Terrace of three houses, formerly four, forming part of a group of 26 married quarters at Biggin Hill. Designed in 1929 by the Air Ministry's Directorate of Works and Buildings, these houses exemplify the Garden City principles applied to RAF accommodation.

The terrace is constructed in painted cavity brickwork with a slate roof and lead to the bay windows. It forms a short straight terrace of two storeys, with a hipped roof to the right and a gable to the left. Each dwelling is entered from the right side, with living, dining and kitchen on the ground floor, and three bedrooms above. Originally there were four open fireplaces, two to each floor, set on the party wall to the left. The terrace occupies the west side of the square, with a gap to its left adjacent to houses 1 to 4. House number 5 was damaged by bombing and has not been replaced.

The exterior features plain wooden sash windows in half-brick reveals with concrete sub-sills. At first floor level there are three windows separated by narrow brick piers, with the outer lights narrower than the centre. Below these is a canted flat-roofed bay with brick mullions, containing large central and smaller side lights. The entrance, positioned to the right on two steps, comprises a flush panelled door with a square glazed top panel, sheltered by a flat concrete hood with a roll-mould edge on concrete brackets. The terrace has two large ridge stacks to the left of each house, and a gable stack at the left, exposed where the former party wall of house 5 stood. The stacks have deep stepped cappings. The end returns are plain. The back elevation has a double sash window with brick mullion at first floor above a large replacement casement, with a door to the left and a small side light. Centred on the party wall between houses 6 and 7 is a small stone carved with the date 1929. Simple eaves run to three sides, with a clipped gable verge to the left.

The interior was not inspected. The houses have been restored by a housing association as part of the renovation of the whole square.

This group represents one of the best preserved sets of married quarters predating the post-1934 RAF Expansion Period, designed according to Garden City principles at a nationally important historic aviation site. Land for the married quarters was purchased in 1923 to 1925. Six of the houses in the original group were demolished following the 1940 raids, but the remaining 26 houses still form the planned layout of an elongated square around a central grassed area.

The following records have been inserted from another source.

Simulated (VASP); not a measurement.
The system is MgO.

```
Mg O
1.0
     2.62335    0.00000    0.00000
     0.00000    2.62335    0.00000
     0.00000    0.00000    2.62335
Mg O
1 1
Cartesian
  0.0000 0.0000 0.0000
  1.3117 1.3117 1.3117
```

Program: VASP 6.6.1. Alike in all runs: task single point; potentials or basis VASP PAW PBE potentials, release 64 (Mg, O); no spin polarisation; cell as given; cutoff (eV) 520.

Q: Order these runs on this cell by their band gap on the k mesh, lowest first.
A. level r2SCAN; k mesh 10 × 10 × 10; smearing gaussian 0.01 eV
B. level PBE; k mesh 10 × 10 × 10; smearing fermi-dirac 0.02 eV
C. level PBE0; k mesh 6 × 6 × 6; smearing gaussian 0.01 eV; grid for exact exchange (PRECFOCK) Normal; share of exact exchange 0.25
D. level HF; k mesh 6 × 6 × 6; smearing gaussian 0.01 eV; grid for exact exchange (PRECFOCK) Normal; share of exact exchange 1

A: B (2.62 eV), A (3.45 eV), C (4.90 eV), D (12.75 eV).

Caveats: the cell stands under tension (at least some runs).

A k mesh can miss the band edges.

Biggin Hill acquired a reputation as the most famous fighter station in the world, primarily through its role in the Battle of Britain—the first instance in history when a nation retained its freedom and independence through air power. It was developed as a key fighter station during the inter-war period and played a critical role in developing the radar-based air defence system that proved essential in the Second World War. Of all sites involved in the Battle of Britain, the sector airfields bore the greatest burden of Luftwaffe attack. Biggin Hill was among the sector stations—including Northolt, North Weald, Tangmere, Debden and Hornchuck—that sustained the most intensive assaults, particularly between 24 August and 6 September 1940, when these airfields and aircraft factories became the Luftwaffe's prime targets. The defence of these stations was coordinated by 11 Group, commanded by Air Vice Marshal Keith Park from his underground headquarters at RAF Uxbridge, with the sector stations serving as the critical nerve centres on which, as Churchill observed, the entire fighting power of the Air Force at that moment depended.